Compliance scorecard

Concerns about greenhouse gases and their effect on global warming are getting a lot of attention lately, including discussions at the high-profile Copenhagen climate change summit in December. Here in the United States, so-called "cap-and-trade legislation" faces an uphill battle in Congress; the proposal would allow companies that decrease their greenhouse gas emissions to sell leftover allowances to other companies on the open market. In the meantime, the Environmental Protection Agency (EPA) has already ruled that greenhouse gases threaten public health, a decision that paves the way for additional regulation of smokestack emissions including carbon dioxide.

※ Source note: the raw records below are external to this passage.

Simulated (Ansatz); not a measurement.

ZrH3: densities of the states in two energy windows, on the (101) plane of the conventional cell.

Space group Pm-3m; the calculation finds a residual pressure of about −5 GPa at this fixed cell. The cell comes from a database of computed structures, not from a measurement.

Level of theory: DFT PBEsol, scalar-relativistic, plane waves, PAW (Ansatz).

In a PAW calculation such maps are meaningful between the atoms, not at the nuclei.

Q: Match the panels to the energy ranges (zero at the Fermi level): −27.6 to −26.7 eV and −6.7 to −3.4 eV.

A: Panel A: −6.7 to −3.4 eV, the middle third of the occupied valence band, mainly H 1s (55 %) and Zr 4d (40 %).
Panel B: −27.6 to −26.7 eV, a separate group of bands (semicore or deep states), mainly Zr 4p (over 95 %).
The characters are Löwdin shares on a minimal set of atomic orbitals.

Any ramping up of environmental legislation or regulation, including possible actions by Congress or the EPA, could lead to increased "radicalization" of environmental activist groups, suggests Lynn Mattice, chairman of the Board of Advisors of the Security Executive Council. "They will take this as validation of what they have been saying all along, and then take their activism and rhetoric to the next level," he says. Security professionals should therefore be prepared for possible physical and cyber attacks from these groups, Mattice says. In addition to high-profile demonstrations and physical assaults, these groups might be expected to "employ systematic network attacks on companies deemed to be contributors to global warming," he adds.

Companies should also consider the possible impact on other organizations in their supply chain that could be targeted. Mattice urges a robust evaluation of possible effects of increasing environmental concerns on the supply chain and of the residual impact on corporate operations, including possible ramifications of "guilt by association, as we have seen manifested by animal rights extremist groups."

Government institutions - including the Pentagon - are already looking ahead to the possible threats. This year, for the first time, Pentagon planners will include climate change among the security threats identified in the Quadrennial Defense Review, a report to Congress every four years on Pentagon priorities. Also, in October, the CIA established the new Center for the Study of Climate Change.

The Pentagon and CIA are oriented to consider worst-case scenarios and to establish plans for a variety of contingencies. Among the concerns is the melting of the massive Himalayan ice mass that could cause flooding and loss of life in areas of Bangladesh. In general, climate change could affect water supplies, crops and various countries' abilities to supply adequate food. It could also have an impact on the design of ships and aircraft. The National Intelligence Council is trying to develop early warning signs to suggest what areas of the world might be destabilized as a result of climate change.

Corporate America may tend to think the effects of global warning are far in the future. "A lot of it is hypothetical, but who knows for sure?" Mattice says. "There are highly respected scientists in both camps on this issue. You have to start thinking about the impact of these things." He urges companies to keep the possible threats in perspective, considering the limited time and resources available to deal with risks and the need to focus on what is foreseeable. Practically speaking, the only likely current consideration for a company might be where to locate a new facility: It might be a good idea to consider carefully whether to establish a new location on a coastline or in a projected high-risk area.

"In any case, security needs to be on the forefront of identifying and mitigating the risk. They need to be looking over the horizon at issues the company may be facing and developing methodology to deal with them," Mattice says.

As institutions oriented toward forward-looking, "what-if" scenarios, the U.S. military and government in general could be a good source of information and research about the possible future effects of global warming. Security professionals should consider seeking out the broad range of available dissertations and other publications to help educate themselves on the issue.

Mattice concedes that looking far into the future is not a common practice in corporate America: "Most companies don't have strategic plans beyond three to five years, and unfortunately many have gone to quarterly planning to appease Wall Street pundits," he says.

"The most important thing to do is to start a dialog with the heads of each business unit to discuss any possible future effects [of greenhouse gas regulation and global warming]," Mattice says. "Have the discussion not as a fear factor but to view the reality of what we may be dealing with; maybe it would only involve our association with a supplier. Engage with them and show them you are a partner related to emerging risks and how to deal with them."